Following on from the runaway success of
last week’s Digested Read chortle-fest, herewith be another. To wit:
The Digested Read: BLOOD’S A ROVER by James Ellroy
Dig it, hepcats: bad men on the rise. Tricky Dick, Edgar J Vamp.
Check it now:
RIP MLK. Sayonara Bobby the K. Kuba’s gone, KIA. Hey, is that Mickey Mobster looking south to the Dom Rep? Factor in some Papa Doc rebop. Voodoo dogz howl at the moon and the moon she swoooooooon.
Kut to: kinky karnival for the good guyz. Ticker-tape for Wayne Tedrow, Dwight Holly. Feds ‘n’ foes both sides of the line.
Tell it like it is.
Dig that Mormon KKK vibe.
Factor in Don Crutchfield. Peeper, doper, small-time lech. Hopped on the lewd nude and her foxy afro. Be he me?
Cherchez la femme, mofo.
Scarfing acid, riding the wave. Get wise, dogz: the wave, she ride you.
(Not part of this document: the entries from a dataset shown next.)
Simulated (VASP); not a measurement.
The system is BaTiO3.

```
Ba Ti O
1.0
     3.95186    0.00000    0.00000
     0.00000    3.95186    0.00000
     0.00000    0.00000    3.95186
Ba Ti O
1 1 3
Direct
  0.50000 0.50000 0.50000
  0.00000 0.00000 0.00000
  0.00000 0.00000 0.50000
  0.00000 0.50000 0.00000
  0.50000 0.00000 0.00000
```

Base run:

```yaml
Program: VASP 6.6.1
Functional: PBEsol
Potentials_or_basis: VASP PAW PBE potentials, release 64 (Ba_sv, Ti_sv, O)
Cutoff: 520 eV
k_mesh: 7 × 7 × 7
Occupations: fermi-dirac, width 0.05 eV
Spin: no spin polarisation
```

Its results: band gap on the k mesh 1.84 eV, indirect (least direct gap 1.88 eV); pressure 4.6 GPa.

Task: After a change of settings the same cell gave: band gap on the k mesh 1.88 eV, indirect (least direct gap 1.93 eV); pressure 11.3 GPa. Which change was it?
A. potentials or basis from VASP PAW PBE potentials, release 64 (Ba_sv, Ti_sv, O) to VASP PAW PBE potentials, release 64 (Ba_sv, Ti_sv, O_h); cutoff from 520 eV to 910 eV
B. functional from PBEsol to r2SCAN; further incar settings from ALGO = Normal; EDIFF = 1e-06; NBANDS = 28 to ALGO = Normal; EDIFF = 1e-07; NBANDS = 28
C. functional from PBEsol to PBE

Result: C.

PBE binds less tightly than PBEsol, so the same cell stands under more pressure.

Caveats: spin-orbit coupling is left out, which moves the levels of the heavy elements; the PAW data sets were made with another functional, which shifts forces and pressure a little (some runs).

Throwdown guns - check. Truck full of coke - check. Head hipped on jazz - check. Heart hopped on jizz - check.
Check in, check out.
Kut to: the Brothers rocking the Black Power hour. The revolution reverb. Spooks, mooks and soul-power crooks. Go Panthers! Infiltrate, annihil-hate.
Hate is good. Hate is whole. See it, feel it, taste it, eat it, be it.
Say, there’s Sal Mineo. Scuzzy Hollywood vibe. Rat Pack ratz and fat Vegas catz. Say a prayer for Mom’s apple pie.
Tell it like it is.
Be kool. Spritz some jive. Hustle the muscle. See America hex itself, re-hex, de-hex.
Redz under the bedz. Redz in the bedz. Kick their Kommie keisters all the way back to Moskow.
Green emeralds. Black ops. White cops. Blue-eyed boys and green-eyed girls. Read it and wipe.
Shoot-’em, loot-’em, dilute-’em. Brute force is truth force. They got the guns but we got the honeys.
Demokkkracy my lily-white ass.
Tell it like it is.
The Digested Read, Digested: Here be monsters. O, America!
James Ellroy’s BLOOD’S A ROVER is published by Windmill Books.
9 comments:
I'm a fan of AU trilogy, esp The Cold 6000 which I feel is Ellroy's masterpiece. However, Blood's A Rover felt like a bit of a let down. I dont think the Dominican Republic stuff really worked and why he cut the book off before Watergate seems strange. More importantly by the final few pages although I kept being dazzled by Ellroy's wit, intelligence and prose I just wanted the bloody thing to be over.
Declan, you're a master of this kind of stuff. And considering how long that book is, you digested a hell of a lot. I feel that I read enough of Blood's a Rover to be entitled to say this in this case.
I liked BaR, and I do love Ellroy's style, but didn't persist. I think I should have started back at the beginning of the trilogy.
Ta, folks. I should probably say, I think Ellroy is in a class of his own, utterly brilliant. Of the AU trilogy, I probably like American Tabloid the best ... although it's the LA Quartet I love best of all.
Cheers, Dec
I must read Ellroy. Not knowing much about him other than what is discussed on blogs and some samples I have read, my impression is he's kind of a mix of Hunter S. Thompson, Ken Kesey, and Tom Wolfe, all of whom I really like. If he adds his own style to the above, I'm really excited!
Sean - an Ellroy novel reads like how a really good Hemingway might read were it electrocuted. Prepare to be blown away.
Cheers, Dec
"why he cut the book off before Watergate seems strange."
Adrian, I asked Ellroy that when he read in Philadelphia.
"Watergate?" he replied. "The biggest SNORE! since Thomas Pynchon."
I figured he's avoiding Watergate until everyone involved is dead.
My v-word is perfect for this post if you say it out loud: conesise
======================
Detectives Beyond Borders
"Because Murder Is More Fun Away From Home"
http://www.detectivesbeyondborders.blogspot.com/
I'm starting to feel like the word verifier is a soul trapped in hell with only these brief forays out for communication.
Or else a bored techie trapped at his keyboard with-- hmm.
you got the gift Declan. Yet again, hilarious. American Tabloid was a work of genius. 6000 was painful, as if he had to get his money's worth out of his staff of researchers. Haven't read BaRover yet and now I don't have to!